Coastal hazards, insurance and Federal powers
The tropical cyclone season is upon us and like clockwork issues of insurability arise. At recent hearings of the House of Representatives Committee inquiring into insurer’s responses to last year’s east-coast flood disaster, we hear from Australia’s insurance giants such as Insurance Council of Australia (IAG) , Suncorp and QBE warning that premium costs will spiral beyond the reach of more households (Sydney Morning Herald, 11/12/23). Andrew Dyer of IAG was reported as saying that current views on “acceptable risk” in land planning don’t adequately factor in natural disasters leaving some communities with “really unacceptable financial outcomes”. Suncorp said the task was “too big for any individual government”, and there is the need for enhanced building codes and better planning to stop communities from being put at risk, along with grants for property owners to make dwellings more resilient. As part of the “resilience mix” levees and other protective structures are often seen as “mitigating” risk to be paid from a government purse. What is exacerbating the problem of affordability is that higher premiums are spreading to lower-risk locations through rising reinsurance charges as extreme events become more frequent.
Much of the recent disaster risk debate has been centered on flood impacts and before that on fire. Our attention should not however be diverted from the impacts of coastal hazards. Here somewhat contentious and unique issues arise as to the whether private insurance policies will (or should?) cover “acts of the sea”. My understanding is that it very difficult to insure for loss due to the direct action of waves in damaging property as a result of coastal erosion. In this case there may or may not be loss of land to the sea. Any desire to rebuild on land that has been eroded but subsequently recovered would not receive insurance support. If damage was due to wind, rain or rainwater runoff then the owner may have a policy that covers such impacts in a coastal location. However, the situation gets murky when considering the impacts of a storm surge.

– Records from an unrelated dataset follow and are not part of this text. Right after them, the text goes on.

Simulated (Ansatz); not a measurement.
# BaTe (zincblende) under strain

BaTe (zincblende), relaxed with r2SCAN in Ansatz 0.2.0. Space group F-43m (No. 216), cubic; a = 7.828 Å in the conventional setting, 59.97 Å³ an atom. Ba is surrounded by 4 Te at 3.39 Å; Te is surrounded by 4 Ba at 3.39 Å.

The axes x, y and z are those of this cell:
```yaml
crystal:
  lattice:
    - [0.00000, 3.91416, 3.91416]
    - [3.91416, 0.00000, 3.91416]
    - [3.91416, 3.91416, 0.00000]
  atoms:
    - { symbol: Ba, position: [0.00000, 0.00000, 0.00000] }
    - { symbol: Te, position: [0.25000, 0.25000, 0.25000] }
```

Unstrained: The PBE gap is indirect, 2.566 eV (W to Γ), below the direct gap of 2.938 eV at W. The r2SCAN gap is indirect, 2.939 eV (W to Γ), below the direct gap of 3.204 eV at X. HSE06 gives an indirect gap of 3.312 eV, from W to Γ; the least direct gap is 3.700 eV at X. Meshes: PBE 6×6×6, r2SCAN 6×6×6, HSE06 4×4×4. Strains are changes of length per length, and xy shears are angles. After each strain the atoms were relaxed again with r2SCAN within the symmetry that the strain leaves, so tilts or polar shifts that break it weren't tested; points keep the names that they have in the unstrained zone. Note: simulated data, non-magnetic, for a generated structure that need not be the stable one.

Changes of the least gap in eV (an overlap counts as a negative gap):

Commonwealth legislation passed last year before the election to create a reinsurance pool for cyclones and related damage could include loss caused by a weather system that produced a storm surge. A “storm surge” was defined by Regulation 5C (1) to the Terrorism Insurance Amendment (Cyclone and Related Flood Damage Reinsurance Pool) as “an abnormal rise in sea level, over and above the normal astronomical tide levels”. From what I can see this is the first time in federal insurance law that such a phenomenon is identified distinct from the definition of a “flood” under the Insurance Contracts Regulation 2017 (34 (1). Surge impacts accompanying a cyclone could sweep across low-lying coastal land with great force as seen in 2012 with Hurricane Sandy in New jersey and this year in the Black Sea at Sochi in Russia. Tropical cyclones around the Australian coast and offshore islands as well as from East Coast Lows could generate similar storm surges.
The purpose of the reinsurance legislation is to improve insurance affordability for households, strata and small business especially in northern Australia. It aims over time, to provide a pool that will offer discounts for policies that cover properties that have undertaken cyclone and flood mitigation. What is not clear is what constitutes mitigation at the householder level. And just how does that relate to appeals by insurers such as Suncorp in its recent parliamentary submission arguing for more government support and investment for mitigation efforts. Here I see a conundrum. An individual can “mitigate” to get a premium reduction based on his/her insurer accessing a reinsurance pool that saves it money while at the same time the insurer is seeking a government to provide “efforts” that will mitigate risk. However, there is no commensurate action required to reduce risk that will reduce harm by strategic adaptation planning to other landholders including local councils who are not eligible for insurance relief under the reinsurance pool. Is this a recipe for “maladaptive behaviour” in certain coastal locations?
Paula Jarzabkowski and Chas Keys writing in 2023 in Pearls and Irritations have separately identified many of the insurance issues we face from impacts of natural disasters. They see the need for long-term risk reduction involving updated planning and building regulations informed by accessible and consistent nationwide data collection and educating people about risks. We need to learn from how “risk pooling” is working in other countries especially in facing the challenges from climate change. Jarzabkowski and her colleagues stated: “If we don’t do something along the lines of government-provided and mandated reinsurance, insurance and its enormous benefits will no longer be available to an increasing share of Australians, regardless of their financial means” (P&I 26/8/23, also The Conversation,18/8/23).
The Australian Government has constitutional powers over insurance and banking. It also can develop building codes. The question is how best to use these powers in reducing risk. If coastal adaptation planning is to be effective then somehow a consistent model of risk pooling is needed. In coastal areas we know that lands will become progressively more and more inundated as sea level rises and storm surges become more devastating. Risk profiles in different areas will change over time hence the need for consistent communication of probable risk.
In my blog in February 2023 (Blog no. 233), I discussed the way in which the US Coastal Barriers Act (1982) effectively defined certain coastal areas as being so vulnerable to adverse hurricane impact that those living in those areas would receive no federal support. This action disincentivized state and local governments from encouraging development on designated coastal lands. Here the recently established Hazards Insurance Partnership (HIP) managed by the National Emergency Management Agency in my view should be looking at models such as these and go beyond its stated mission of “how insurance costs can be reduced”. It should develop a strategic approach linked to land use planning that defines over time what areas will and should receive insurance support using whatever risk pool process is acceptable to government and insurers. This approach could build on coastal vulnerability mapping by state and local governments and be integrated into the National Adaptation Plan (NAP). It must apply consistent methodologies that can be communicated to communities nationwide by all insurers.